Sunday, March 26, 2006

Bernice Rubens on Elias Canetti

"It was during this time [in the 1950s, shortly after her marriage to Rudi Nassauer] that a Mr Elias Canetti came into our lives, and seemed to lodge there permanently. I disliked him from the start. I thought him a scrounger, but Rudi was much taken with him. Mr Canetti had written one novel, Auto Da Fé, which Rudi had read and was deeply impressed by. According to its author, so was the whole of Europe. Over the years I got to know this man and I realised he had but one single talent. That of self-promotion. He created mystery about himself. If you wanted to phone him, for instance, you had to let it ring twice. Then you had to put the phone down and ring again. Certain people could approach him, but only if they'd had a reliable recommendation. I thought it all rather pathetic. My father met him once and declared him evil. And as it turned out, he was right, though evil might have been an overstatement. He did not have the imagination to be evil. He was wicked rather, depraved, vicious and spiteful. His own life was dull and uneventful, and to compensate he would create intrigue in the lives of other people.
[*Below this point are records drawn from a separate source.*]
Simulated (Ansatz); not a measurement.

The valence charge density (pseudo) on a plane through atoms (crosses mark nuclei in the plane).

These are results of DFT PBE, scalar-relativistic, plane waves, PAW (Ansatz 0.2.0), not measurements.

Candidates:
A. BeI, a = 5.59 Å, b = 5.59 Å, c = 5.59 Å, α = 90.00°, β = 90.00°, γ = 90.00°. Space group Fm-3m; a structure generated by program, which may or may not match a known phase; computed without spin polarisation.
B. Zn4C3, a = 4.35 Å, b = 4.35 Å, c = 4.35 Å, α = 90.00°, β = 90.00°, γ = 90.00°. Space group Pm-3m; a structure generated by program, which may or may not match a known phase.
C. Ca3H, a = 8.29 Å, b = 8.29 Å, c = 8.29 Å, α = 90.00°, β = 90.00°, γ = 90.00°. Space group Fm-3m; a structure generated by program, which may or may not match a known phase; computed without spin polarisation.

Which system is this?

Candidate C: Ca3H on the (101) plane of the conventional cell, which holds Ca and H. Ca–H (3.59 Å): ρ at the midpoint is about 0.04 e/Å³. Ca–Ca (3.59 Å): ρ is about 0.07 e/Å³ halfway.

"My marital situation fascinated Canetti, and he curried favour with K [Rudi's mistress] in order to stir the pot. He moved around Hampstead couples and loners doling out destructive advice and waiting, with infinite pleasure, for the shit to hit the fan. He himself was married to a rather gentle victim, Vesa. He told me once how he envied me my children and what a sorrow it was for him that Vesa couldn't have any. Later I was to hear from Vesa herself that it was he who did not want any children and insisted on taking steps to prevent it. I hated that man. He was the only person in my life that I have ever hated. And I loved that hatred. It inspired me. It was almost a creative force. One day, I was driving up Haverstock Hill and Mr Canetti, deep in filthy thought, crossed the road in front of me. It was not a pedestrian crossing, and I could, quite legally, have killed him on the spot. "He came out of nowhere, m'Lud. It was impossible to pull up." But I refrained. I needed him around so that I could go on hating him. About 30 years later, he left England and went to live in Zurich. Nobody regretted his departure. As he had so often predicted, and had no doubt promoted, he won the Nobel prize and eventually died of old age. I marvelled that a man of such perverse nature could die of natural causes."

Strong stuff.

1 comment:

Anonymous said...

Ah, the consummate irony - a rightly despised evil hack producing a true masterpiece. So wrong it has to be relished.